Hillsborough TV drama criticised portrayal `unfair'
A PATHOLOGIST was unfairly portrayed in the award-winning drama- documentary Hillsborough as being unsympathetic to the victims of the football stadium tragedy, the Broadcasting Standards Commission said yesterday.
The commission said the programme, made by Granada, had wrongly suggested that Dr David Slater had not given proper guidance to the coroner's inquest into the 1989 disaster, in which 96 people died.
Dr Slater a key witness, had testified that after people are severely crushed, unconsciousness tends to occur quickly and that victims are not aware of pain or discomfort. The commission said that while the programme's portrayal of Dr Slater was "verbally correct", it had been set against other scenes which implied he had been saying that, in practice, Hillsborough victims had not suffered.
The programme also dramatised Dr Slater talking on the telephone to a police constable, after which the officer changed his evidence to say that a victim had not, as he earlier thought, survived beyond 3.15pm on the day of the tragedy. The revised evidence was vital to the campaign waged by victims' families who objected to the finding that 3.15pm was the latest any of the deaths had occurred. They believe the coroner's decision denied them a full investigation.
The commission said viewers were likely to have formed the erroneous impression that Dr Slater had improperly influenced the constable and his vital evidence.

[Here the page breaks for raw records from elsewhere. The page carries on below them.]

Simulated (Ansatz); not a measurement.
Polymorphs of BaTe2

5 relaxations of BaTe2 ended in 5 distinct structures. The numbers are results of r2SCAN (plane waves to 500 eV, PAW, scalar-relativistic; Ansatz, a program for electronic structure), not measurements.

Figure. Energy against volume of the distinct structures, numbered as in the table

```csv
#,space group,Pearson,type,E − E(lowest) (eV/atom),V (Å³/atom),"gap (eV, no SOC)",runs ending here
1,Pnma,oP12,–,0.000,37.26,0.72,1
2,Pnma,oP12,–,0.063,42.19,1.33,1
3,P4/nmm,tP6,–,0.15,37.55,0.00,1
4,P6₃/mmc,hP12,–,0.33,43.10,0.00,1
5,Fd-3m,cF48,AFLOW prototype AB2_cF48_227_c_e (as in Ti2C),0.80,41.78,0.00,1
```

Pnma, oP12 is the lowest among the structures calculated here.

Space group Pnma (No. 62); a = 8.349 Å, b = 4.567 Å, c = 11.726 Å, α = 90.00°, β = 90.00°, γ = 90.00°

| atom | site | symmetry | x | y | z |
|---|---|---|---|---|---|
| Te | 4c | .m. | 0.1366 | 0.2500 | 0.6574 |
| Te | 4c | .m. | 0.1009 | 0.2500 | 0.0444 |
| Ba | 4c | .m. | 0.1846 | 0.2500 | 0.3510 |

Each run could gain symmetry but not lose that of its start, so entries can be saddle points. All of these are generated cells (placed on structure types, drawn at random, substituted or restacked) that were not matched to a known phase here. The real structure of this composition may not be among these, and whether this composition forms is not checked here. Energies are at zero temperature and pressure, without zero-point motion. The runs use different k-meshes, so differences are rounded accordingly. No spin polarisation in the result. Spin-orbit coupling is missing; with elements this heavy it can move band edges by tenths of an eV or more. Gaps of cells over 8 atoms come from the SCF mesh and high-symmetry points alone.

However, the commission also said that overall, "this was an important programme of high quality which had been extensively researched". Granada said yesterday it stood by the programme and that the finding did nothing to undermine it.
The programme had questioned whether deaths could have been avoided if the police had acted differently. The commission said yesterday it had not received any complaints from the police portrayed.